Sonia Dias
1964, Nice -France
Lives and works in Sao Paulo, Brazil
Brazilian artist Sonia Dias creates expressions in plastic of a subjective view human existence. Her viewpoint puts humanity as a small phenomenon within the complex structure of the universe. Her work develops its themes around the notion of connection, embracing issues such as the relationship of man with himself and with his surrounding, and with the idea of our finitude. Dias is deeply interested in the expansion of consciousness and shifting perspectives. She intends her work to have multiple layers of meaning, and infinite possibilities for interpretation. In her words, “My art aims to not to have a single perspective, to be timeless.”
About the Project
“We are all one speck seen by the stars” is the result of an experimental project that has been unfolding for the last two years and that explores matters linked to humanity, uniqueness, and plural identities. The conception process of the images is entirely intuitive and irrational. It is the fruit of my restlessness – insistent, painful, unsettling, and in need of representation.

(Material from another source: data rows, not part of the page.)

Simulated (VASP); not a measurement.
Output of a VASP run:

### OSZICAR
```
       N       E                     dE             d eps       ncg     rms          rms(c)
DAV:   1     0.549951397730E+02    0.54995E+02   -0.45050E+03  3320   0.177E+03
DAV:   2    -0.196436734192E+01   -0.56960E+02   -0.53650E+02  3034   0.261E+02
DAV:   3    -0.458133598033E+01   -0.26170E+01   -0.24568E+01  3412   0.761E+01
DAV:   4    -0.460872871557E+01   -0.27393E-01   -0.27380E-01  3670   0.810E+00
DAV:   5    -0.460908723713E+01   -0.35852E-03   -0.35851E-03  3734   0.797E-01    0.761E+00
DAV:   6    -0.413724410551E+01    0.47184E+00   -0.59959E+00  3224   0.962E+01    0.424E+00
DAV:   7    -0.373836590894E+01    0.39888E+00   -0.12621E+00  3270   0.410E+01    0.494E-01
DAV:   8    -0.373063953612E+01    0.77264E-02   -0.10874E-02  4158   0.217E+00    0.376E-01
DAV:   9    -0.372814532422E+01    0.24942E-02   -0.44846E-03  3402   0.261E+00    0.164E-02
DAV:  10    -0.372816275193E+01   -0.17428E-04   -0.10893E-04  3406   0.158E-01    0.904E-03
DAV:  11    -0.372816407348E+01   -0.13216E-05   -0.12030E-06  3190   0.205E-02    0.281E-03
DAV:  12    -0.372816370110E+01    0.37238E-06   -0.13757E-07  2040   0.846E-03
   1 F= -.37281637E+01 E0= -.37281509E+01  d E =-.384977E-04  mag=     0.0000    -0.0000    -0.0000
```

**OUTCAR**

The first step was to find, in the physical plane, a visual structure or metaphor that could prompt an observer to participate in a dialogue that arises from ideas such as ethics, totalities, singularities, commonality, and the concepts of our planet, space, individualism, survival, habitation, and so on. The choice of a natural place was paramount to serve as a background for this concretion because I feel we are a dimension and not an extension of the process itself.
The main moment of this creative process happens during a time of immersion in nature. Over this period, we find an interaction of mutual exchange and dialogue, as if there was a little corner where any doubts could be resolved, a true resonance box. From this box, I extract, pierce, return and delve into all the elements and elemental beings necessary to construct the image. I find myself emotionally involved with the people who performed a few scenes from this series. We spoke about ideas that became imprinted in the soul of the project and whose sharing is pivotal for the development of all actions.
I collect logs, small and medium-sized roots, vines, rocks, coconut fibre, fossils and tools for water and ground movement. In the case of people, I juxtapose their bodies as structural and dialectical elements of the composition. An image can be reimagined time and time again. And its resolution is not obvious because I need to see that even if it stems from myself, I have let go of the resolution, and “I” am already someone else, or “us”.
One of the problems in my poetic imagery is in the tension that exists between the processes I undertake and the results that are captured as photographs, between the dynamism and instability photographs bring and the apparent rigidity of the scene they depict. I believe this is a great challenge for visual artists who set out to present their ideas on surfaces considered stationary or static. Overcoming this challenge means facing this dialectic field of images, which forces us to imprint our concepts inside the image – concepts of a passive force capable of breaking out of the surface and reaching the observer with all its intensity.
This series’ proposal is to articulate these points of the work from the composition of free image phrasings that can be observed without the worry of linear or rational reading. As a melody that the visitor can compose himself and that could be read in different layers and directions, making connections to its own reflections.